This notebook's aim is to save you some mundane work of data preprocessing and extraction.

In [1]:
import pickle
import numpy as np

# first let's provide some helper funtions
def unpickle(file_path):
    '''This function unpickles the training/testing file.'''
    fo = open(file_path, 'rb')
    raw_dict = pickle.load(fo, encoding='bytes')
    fo.close()
    return raw_dict

def onehot_labels(labels):
    '''This function turns numeric labels into one-hot encoding.'''
    return np.eye(100)[labels]

def get_proper_images(raw):
    '''This function turns values of dict to numpy arrays of pixels'''
    raw_float = np.array(raw, dtype=float) 
    images = raw_float.reshape([-1, 3, 32, 32])
    images = images.transpose([0, 2, 3, 1])
    return images

Next steps assume you downloaded test_cleaned and train_cleaned and placed in in the same directory as your notebook/script.

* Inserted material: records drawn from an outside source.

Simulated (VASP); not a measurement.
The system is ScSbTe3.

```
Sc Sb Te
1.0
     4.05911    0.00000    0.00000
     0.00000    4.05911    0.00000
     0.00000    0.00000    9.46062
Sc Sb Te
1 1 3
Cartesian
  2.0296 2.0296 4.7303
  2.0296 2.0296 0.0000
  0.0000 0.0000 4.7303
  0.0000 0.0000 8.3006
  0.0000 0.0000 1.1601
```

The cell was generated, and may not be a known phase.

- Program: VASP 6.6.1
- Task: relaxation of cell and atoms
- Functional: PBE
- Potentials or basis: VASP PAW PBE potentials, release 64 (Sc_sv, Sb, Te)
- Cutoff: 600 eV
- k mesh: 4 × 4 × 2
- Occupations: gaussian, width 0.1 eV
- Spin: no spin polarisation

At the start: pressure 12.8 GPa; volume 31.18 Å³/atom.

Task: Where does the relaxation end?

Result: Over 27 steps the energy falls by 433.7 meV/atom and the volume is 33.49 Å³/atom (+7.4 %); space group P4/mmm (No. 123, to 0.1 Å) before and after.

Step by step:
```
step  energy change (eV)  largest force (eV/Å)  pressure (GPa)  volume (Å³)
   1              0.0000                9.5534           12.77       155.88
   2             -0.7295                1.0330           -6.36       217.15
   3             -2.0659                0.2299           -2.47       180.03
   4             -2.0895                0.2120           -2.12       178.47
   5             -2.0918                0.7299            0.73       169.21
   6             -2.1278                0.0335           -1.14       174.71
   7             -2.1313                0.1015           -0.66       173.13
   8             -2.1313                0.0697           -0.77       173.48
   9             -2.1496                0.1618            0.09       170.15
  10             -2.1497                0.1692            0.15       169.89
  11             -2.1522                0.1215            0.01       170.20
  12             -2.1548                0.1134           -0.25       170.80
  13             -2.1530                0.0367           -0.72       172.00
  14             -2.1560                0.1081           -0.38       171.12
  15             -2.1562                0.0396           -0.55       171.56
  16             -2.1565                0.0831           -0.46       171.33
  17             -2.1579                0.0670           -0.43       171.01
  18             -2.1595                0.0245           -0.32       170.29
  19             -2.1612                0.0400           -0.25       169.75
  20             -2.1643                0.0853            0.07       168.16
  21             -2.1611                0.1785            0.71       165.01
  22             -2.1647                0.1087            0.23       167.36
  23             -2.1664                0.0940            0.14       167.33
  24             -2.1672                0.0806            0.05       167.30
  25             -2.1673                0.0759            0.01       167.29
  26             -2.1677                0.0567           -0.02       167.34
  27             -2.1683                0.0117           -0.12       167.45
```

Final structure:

Both test_cleaned and train_cleaned are pickled Python dictionaries. Let's see wha

In [2]:
# now let's unpickle and preprocess the data to traing the model.
# note you don't have the labels of testing data.
x_train = get_proper_images(unpickle('train_cleaned')['data'])
y_train = onehot_labels(unpickle('train_cleaned')['fine_labels'])
x_test = get_proper_images(unpickle('test_cleaned')['data'])

The data is ready. I will show you how to generate your submission using simple Keras model as an example

In [5]:
import keras
from keras.models import Sequential
from keras.layers import Dense, Activation, Flatten
from keras.layers import Conv2D, MaxPooling2D

Using TensorFlow backend.


In [6]:
# here are some constants for the model
batch_size = 32
num_classes = 100
epochs = 1
num_predictions = 20

In [7]:
# here we define the actual model
model = Sequential()
model.add(Conv2D(32, (3, 3), padding='same',
                 input_shape=x_train.shape[1:]))
model.add(Activation('relu'))
model.add(Conv2D(32, (3, 3)))
model.add(Activation('relu'))
model.add(MaxPooling2D(pool_size=(2, 2)))

model.add(Conv2D(64, (3, 3), padding='same'))
model.add(Activation('relu'))
model.add(Conv2D(64, (3, 3)))
model.add(Activation('relu'))
model.add(MaxPooling2D(pool_size=(2, 2)))

model.add(Flatten())
model.add(Dense(512))
model.add(Activation('relu'))
model.add(Dense(num_classes))
model.add(Activation('softmax'))

In [8]:
# initiate RMSprop optimizer
opt = keras.optimizers.rmsprop(lr=0.0001, decay=1e-6)
# let's train the model using RMSprop
model.compile(loss='categorical_crossentropy',
              optimizer=opt,
              metrics=['accuracy'])

In [9]:
# data preprocessing
x_train = x_train.astype('float32')
x_test = x_test.astype('float32')
x_train /= 255
x_test /= 255

In [10]:
# actually train the model
model.fit(x_train, y_train,
              batch_size=batch_size,
              epochs=epochs,
              shuffle=False)

Epoch 1/1


<keras.callbacks.History at 0x7fd060f1ea58>

In [11]:
# here we generate predictions of our model on testing set (unlabeled)
predictions = model.predict(x_test, verbose=1)



In [15]:
import pandas as pd

# now we need some Pandas magic to create the .csv submission file
model_predictions = [np.argmax(predictions, axis=1)
                     for _ in range(len(predictions))]
filenames = unpickle('test_cleaned')['filenames']
submission_df = pd.DataFrame({'filename': filenames,
                             'predicted_class': model_predictions[0]})

In [17]:
# make sure columns are in right order and we are good to go!
submission_df = submission_df.reindex(columns=['filename', 'predicted_class'])
submission_df.to_csv('my_submission.csv', index=False)
submission_df.head(5)

Unnamed: 0,filename,predicted_class
0,b'volcano_s_000012.png',49
1,b'woods_s_000412.png',80
2,b'seal_s_001803.png',90
3,b'mushroom_s_001755.png',54
4,b'adriatic_sea_s_000653.png',36


Proper format of submmission file is as presented above. First column must be 'filename' with name of the file (with this 'b' prefix for string) and second column must be 'predicted_class' with model's prediction for particular image with specified filename.

Running the above cell wil produce my_submission.csv file which is to be sent to Kaggle for evaluation. The score you will get is the actual accuracy of your model on test set.